Published: Sept. 10, 2019

Jorge Poveda

Department of Electrical, Computer, and Energy Engineering; University of Colorado Boulder

Real-Time Optimization with Robustness and Acceleration via Hybrid Dynamical Systems and Averaging Theory 

In this talk we will discuss robust and accelerated zero-order algorithms for the solution of black-box optimization problems in dynamical systems. In particular, we will introduce a family of novel derivative-free dynamics that can be universally modeled as singularly perturbed hybrid dynamical systems with resetting mechanisms. From this family of dynamics, we synthesize four algorithms designed for convex, strongly convex, constrained, and unconstrained zero-order optimization problems. For each case, we establish semi-global practical asymptotic or exponential stability results, and we show how to construct well-posed discretized algorithms that retain the main properties of the algorithms. Given that existing averaging theorems for singularly perturbed hybrid systems are not directly applicable to our setting, we derive a new averaging theorem that relaxes some of the existing assumptions required to apply averaging theory in hybrid systems. This allows us to make a clear link between the $\mathcal{K}\mathcal{L}$ bounds that characterize the rates of convergence of the average system and the original algorithms. We also show that our results are applicable to non-hybrid zero-order dynamics modeled as ODEs, thus providing a unifying framework for hybrid and non-hybrid zero-order dynamics. The performance of the algorithms will be illustrated via numerical examples. Potential extensions to game-theoretic and multi-agent settings will also be discussed.

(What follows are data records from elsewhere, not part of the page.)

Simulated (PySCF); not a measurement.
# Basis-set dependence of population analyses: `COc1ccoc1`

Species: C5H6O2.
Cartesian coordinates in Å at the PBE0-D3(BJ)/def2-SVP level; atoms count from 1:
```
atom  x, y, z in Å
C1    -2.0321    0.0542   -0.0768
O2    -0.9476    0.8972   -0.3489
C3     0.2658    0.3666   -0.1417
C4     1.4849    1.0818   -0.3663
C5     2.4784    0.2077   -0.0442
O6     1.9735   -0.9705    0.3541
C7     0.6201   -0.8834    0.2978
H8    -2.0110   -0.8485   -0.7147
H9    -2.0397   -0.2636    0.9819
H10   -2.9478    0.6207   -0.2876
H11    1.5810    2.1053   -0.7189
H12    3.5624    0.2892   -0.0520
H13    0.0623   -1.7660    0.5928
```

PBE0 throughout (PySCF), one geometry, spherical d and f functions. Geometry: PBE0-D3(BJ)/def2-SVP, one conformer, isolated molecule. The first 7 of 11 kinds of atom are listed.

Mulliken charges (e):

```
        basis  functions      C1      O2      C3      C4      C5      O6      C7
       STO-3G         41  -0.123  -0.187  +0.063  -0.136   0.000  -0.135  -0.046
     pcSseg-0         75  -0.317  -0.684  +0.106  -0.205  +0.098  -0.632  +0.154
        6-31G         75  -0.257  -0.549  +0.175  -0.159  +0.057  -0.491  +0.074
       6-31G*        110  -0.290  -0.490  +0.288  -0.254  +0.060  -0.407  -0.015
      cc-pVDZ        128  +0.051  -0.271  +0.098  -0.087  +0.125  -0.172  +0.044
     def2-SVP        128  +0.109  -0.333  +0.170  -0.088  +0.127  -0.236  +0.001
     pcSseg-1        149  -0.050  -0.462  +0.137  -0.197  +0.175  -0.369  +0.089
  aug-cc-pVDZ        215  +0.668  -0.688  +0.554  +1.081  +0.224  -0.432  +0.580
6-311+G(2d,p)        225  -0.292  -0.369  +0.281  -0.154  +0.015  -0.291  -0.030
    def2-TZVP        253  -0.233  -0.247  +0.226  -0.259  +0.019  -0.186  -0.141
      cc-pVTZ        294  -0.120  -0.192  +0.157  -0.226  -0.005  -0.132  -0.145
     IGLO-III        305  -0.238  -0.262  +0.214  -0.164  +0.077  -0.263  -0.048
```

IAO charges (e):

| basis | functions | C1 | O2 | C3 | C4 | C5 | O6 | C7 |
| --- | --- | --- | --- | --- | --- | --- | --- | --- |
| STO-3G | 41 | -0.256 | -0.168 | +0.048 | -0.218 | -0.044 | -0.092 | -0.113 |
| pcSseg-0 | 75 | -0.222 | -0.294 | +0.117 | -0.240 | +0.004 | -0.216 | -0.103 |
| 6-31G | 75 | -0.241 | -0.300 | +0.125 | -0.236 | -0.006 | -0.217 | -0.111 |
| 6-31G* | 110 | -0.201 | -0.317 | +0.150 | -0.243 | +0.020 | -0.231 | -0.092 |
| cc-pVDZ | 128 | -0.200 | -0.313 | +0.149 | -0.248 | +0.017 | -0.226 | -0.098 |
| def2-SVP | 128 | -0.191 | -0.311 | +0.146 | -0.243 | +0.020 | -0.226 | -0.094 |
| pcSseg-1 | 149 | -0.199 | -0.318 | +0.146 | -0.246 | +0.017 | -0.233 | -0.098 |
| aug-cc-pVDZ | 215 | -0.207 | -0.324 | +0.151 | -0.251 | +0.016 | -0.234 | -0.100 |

Speaker Bio: Prof. Jorge I. Poveda received in 2016 and 2018 the M.Sc. and Ph.D. degrees in Electrical and Computer Engineering from the University of California at Santa Barbara. He is an Assistant Professor in the Department of Electrical, Computer, and Energy Engineering at the University of Colorado, Boulder. Before joining CU, he was a Postdoctoral Fellow at Harvard University in 2018, and a Research Intern at the Mitsubishi Electric Research Laboratory during the summers of 2017 and 2016. He was a Best Student Paper Award finalist at the 2017 IEEE Conference on Decision and Control. His research interests lie a the intersection of adaptive control, game theory, and hybrid dynamical systems theory, with applications in optimization and control of cyber-physical systems.